Monday, October 31, 2011

Anonymous: Shakespeare and the Royal Conspiracy


  A brilliant premise for a film, no doubt...Was Shakespeare (one of the most prolific thinkers of all human history) a fraud? It has long been thought amongst Shakespearean scholars that only a man of considerable education could have concocted the iambic pentameter masterpieces of the Elizabethan age. To be well educated would assume great means and access to travel, ideas, cultures and influences outside the reach of common people of 16th Century London. A man perhaps then of noble birth may in fact have been the author of these time-transcendent works.
Without giving too much away regarding the film itself, the basic premise is self-evident. The actual William Shakespeare is proposed to have been a somewhat popular actor who seizes upon an opportunity to lend his name to a fabulously well written and well received new play by an anonymous author. This author, in turn, knows the only hope of having his works performed, and thus shifting the climate of cultural intolerance and political persuasion present at the time, is to pay an class-acceptable party to pretend to be the author - a duty which comes with fame, fortune and lasting acclaim. So who was the "real" Shakespeare? The film centers around this hypothesized author within a gloriously dark and drab London and a conversely lush yet weary Noble court. What a strange Queen Elizabeth this film constructs...a vision of her perhaps we have not seen recently. An aging Vanessa Redgrave plays a withered and often confused Elizabeth at the end of her days creating an atmosphere of fragility ripe for the reinventing while juxtaposed against the buoyant youthful rebellions of her people and her stage.


While I really only desire to have positive things to say about this film, alas, the plot get a little dodgy. To suspend disbelief long enough to accept what the film proposes as even remotely true is an adventure in the first place...but to go where this film leads, is head shakingly embarrassing. At the risk of giving away a vital plot point revealed at the top of act 3, Elizabeth becomes suddenly far more involved in the Shakespeare conspiracy then most educated viewers would begin to fathom, let along find acceptable. No doubt, Elizabeth was a rebel of her time, that’s one of the many reasons we continue to find her so very fascinating; but this film is constructed on an odd series of assumptions that lead to a very dark conclusion. Perhaps in the time of Shakespeare and Elizabeth's London where refuse was poured from windows into the streets, prostitutes lingered in doorways, and political and theological beheadings were the solution to tides of envy, such a plot twist would be commonplace and not so difficult to put aside; however, in these modern times and with our modern sensibilities, the proposal becomes preposterous, trashy, and begs numerous more unanswerable questions.

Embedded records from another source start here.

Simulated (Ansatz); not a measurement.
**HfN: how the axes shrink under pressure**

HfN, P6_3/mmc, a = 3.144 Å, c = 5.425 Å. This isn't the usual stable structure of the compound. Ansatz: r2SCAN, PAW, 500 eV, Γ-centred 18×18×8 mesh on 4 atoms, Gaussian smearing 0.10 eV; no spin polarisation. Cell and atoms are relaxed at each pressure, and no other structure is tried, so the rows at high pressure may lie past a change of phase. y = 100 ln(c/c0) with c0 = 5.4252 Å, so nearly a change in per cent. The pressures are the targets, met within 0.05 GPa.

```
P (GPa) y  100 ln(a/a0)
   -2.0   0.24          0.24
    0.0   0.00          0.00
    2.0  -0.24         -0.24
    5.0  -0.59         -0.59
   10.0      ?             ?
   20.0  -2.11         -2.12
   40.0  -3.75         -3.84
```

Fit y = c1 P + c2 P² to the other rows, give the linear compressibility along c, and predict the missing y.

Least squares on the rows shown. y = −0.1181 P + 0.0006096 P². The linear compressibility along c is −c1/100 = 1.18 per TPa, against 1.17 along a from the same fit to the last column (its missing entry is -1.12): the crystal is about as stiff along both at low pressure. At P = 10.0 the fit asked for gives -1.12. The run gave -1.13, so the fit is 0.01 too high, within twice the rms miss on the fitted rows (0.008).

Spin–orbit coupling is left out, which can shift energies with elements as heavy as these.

All in all, Anonymous carries a velvety complexion, robust with lyrical dialog, and spun with a gloomy aesthetic. Reds, blues and gold colors are rich and vibrant while all other hues are muted and grayed creating an atmosphere befitting the time and the subject. The acting is of course marvelous as was the majority of the script. Several outstanding scenes between the male leads erupt into tears of honest affection between the characters, breaking the tense environment of scorn, betrayal, distance, abandonment created by a spirit crushing call to station, title, and duty.